The references for these notes are

Most of the code you write will be in R scripts. Sometimes the console is useful to quickly run lines of code, but you should generally default to an R script since the code is then saved. For presenting results you should transfer your code to R Markdown.

Data science projects usually require understanding how the files/folders are organized on your computer. Go into your Documents folder and create a new folder titled stor390.

The command line

The command line is an important tool for data science, especially when you start working with data a lot or want to use a cluster/cloud computing. See Data Science at the Command Line for more details.

On a mac you will use Termial you use Command Prompt. The basic functionality is the same, but many of the basic commands (annoyingly) have different names.

This page translates between Windows commands and Unix commnands. I have a mac so I will use Unix commands.

basic commands

There are only a few commands you need to know right now which navigate around the computer.

The basic Unix commands are

cd: move around the computer (change directory)

pwd: print the current working directory

ls: list the files/folders in the current directory

mkdir: make a new folder

The corresponding Windows commands are

cd: move around the computer (change directory)

cd: print the current working directory (yes cd does both)

dir: list the files/folders in the current directory

mkdir: make a new folder

In class exercise: the command line

Do this tutorial in class from Code Academy.

Now use the command line to make a new folder named movies in the stor390 folder you just created.

R Studio

The environment stores all the data you are currently working with. You should frequently clear the environment to make sure your code is doing what you think it is doing.
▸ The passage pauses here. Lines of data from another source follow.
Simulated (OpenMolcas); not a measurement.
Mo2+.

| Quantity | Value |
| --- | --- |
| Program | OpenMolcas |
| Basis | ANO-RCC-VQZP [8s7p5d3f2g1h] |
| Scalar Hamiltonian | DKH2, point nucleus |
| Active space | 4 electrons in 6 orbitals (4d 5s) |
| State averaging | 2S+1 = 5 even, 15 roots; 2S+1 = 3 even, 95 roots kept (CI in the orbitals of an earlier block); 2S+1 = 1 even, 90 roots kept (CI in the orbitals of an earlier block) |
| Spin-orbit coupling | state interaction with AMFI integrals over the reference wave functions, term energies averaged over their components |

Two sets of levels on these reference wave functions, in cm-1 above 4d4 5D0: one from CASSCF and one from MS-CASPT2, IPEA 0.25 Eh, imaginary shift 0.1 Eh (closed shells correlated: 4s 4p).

There are a few R Studio defaults you should change (see Customizing RStudio for more details. Under General R Options change from default

  • do not restore .RData into workspace at startup
  • do not save workspace to .RData on exit

This will help force you to write reproducible code and prevent a lot of pain in the future.

Under code

  • set tab width to 4 spaces (there is no other reasonable number of spaces…)

working directory

The working is the folder in your computer R looks for anything you ask it to load (e.g. data sets, other R scripts).

Type getwd() to see your current working directory. There is a default working directory (usually your home folder). If you open R Studio by clicking on a script then the working directory will be the folder where that script is located. R Markdown will use the folder the .Rmd file is saved in as the working directory.

You can change the working directory with the setwd() command.

setwd("/Users/iaincarmichael/Dropbox/stor390/example_code/workflow")

This may be useful at some point, but you should not set the working directory manually like this. Instead you should use R Projects…

R Projects

Each time you work on a new project create a new folder (top left of R Studio). You can read about R Projects in section 8 of r4ds. One great thing about R Projects is they automatically set your current working directory.

R Markdown

R Markdown automatically set’s the working directory as the folder where the .Rmd file is saved.

naming convention

There are three common used naming conventions for naming files and variables (see r4ds section 4.2).

i_use_snake_case
otherPeopleUseCamelCase
some.people.use.periods

You are welcome to use any of these (I prefer snake case for most things). It is important to not use spaces or punctuation in your names.

Reproducibility

Reproducibility is an important concept in data science and will make in appearance in different ways in this course. One of the basic tenets of reproducibility is: your code should run on someone else’s computer, give the same result and do so with minimal effort on their part. This may sound trivial, but often fails to occur in practice and can cause huge headaches.

Someone else should be able to run your R script on their computer without changing anything. All you should have to do

  • save the R script and data set in the same directory
  • set that directory as the working directory (i.e. by making an R Projects)
    • read the data in with data <- read_csv('data.csv')

If you have used R but not the tidyverse

For this class we will use packages from the tidyverse (which you can read more about here or here). The primary differences from base R are:

  • ggplot2 vs. base plotting
  • read_csv vs. read.csv
  • tibble vs. data frame
    • read about tibbles
    • “Tibbles are data.frames with nicer behavior around printing, subsetting, and factor handling.”